Another mechanism for inserting links is a sort of right-click dropdown: select the linked text, right click it (or click some icon), and you see a pop-up single-select of the articles in the system, with additional actions of creating new articles with the selected text as a title, or creating a new article with a different title. Choosing/creating an article would swap out the selected text with the appropriate markup. It is debatable whether such a feature would be useful without significant automation (below).


When text is saved, we walk through the markup looking for link tags. When one is encountered, it's inserted into the RDBMS, recording the page the link is from, the article the link is to, and the actual display text. Any link target articles that do not already exist will be created with a title, but blank contents. Reading this RDBMS record makes indexing almost trivial — more on this later.

Automated linking

The reason for storing the display text in the link is to automate link creation. Diaries in particular include a frequently-repeated core of people or places that will be referred to with the same text. In my great-grandmother's diaries, "Ben" always refers to "Benjamin Frankly Brumfield Sr.", while "Franklin" refers to "Benjamin Franklin 'Pat' Brumfield Jr.". Offering to replace those words with the linked text could increase the ease of linking and possibly increase the quality of indexes.

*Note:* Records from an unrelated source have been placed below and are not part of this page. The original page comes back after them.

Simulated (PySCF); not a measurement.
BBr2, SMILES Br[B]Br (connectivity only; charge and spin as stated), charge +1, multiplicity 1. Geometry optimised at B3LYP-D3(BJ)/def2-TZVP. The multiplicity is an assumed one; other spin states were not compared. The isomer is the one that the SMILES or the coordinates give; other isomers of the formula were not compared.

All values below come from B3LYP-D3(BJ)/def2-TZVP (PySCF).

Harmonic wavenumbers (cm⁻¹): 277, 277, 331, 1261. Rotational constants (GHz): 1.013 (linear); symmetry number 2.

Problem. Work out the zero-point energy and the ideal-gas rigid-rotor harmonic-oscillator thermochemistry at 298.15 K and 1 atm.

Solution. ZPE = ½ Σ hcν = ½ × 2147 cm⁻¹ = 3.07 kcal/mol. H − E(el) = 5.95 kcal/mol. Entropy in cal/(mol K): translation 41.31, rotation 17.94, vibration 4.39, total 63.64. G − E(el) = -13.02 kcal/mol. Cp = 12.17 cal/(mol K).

I see three possible UIs for this. The first one is described above, in which the user selects the transcribed text "Ben", brings up a select list with options, and chooses one. The record of previous times "Ben" was linked to something can winnow down that list to something useful, a bit like auto-completion. Another option is to use a Javascript oberserver to suggest linking "Ben" to the appropriate article whenever the scribe types "Ben". This is an AJAX intensive implementation that would be ungainly under dial-up situations. Worse, it could be incredibly annoying, and since I'm hoping to minimize user enragement, I don't think it's a good idea unless handled with finesse. Maybe append suggested links to a sidebar while highlighting the marked text, rather than messing with popups? I'll have to mull that one over. The third scenario is to do nothing but server-side processing. Whenever a page is submitted, direct the user to a workflow in which they approve/deny suggested links. This could be made optional rather than integrated into the transcription flow, as Wikipedia's "wikify" feature does.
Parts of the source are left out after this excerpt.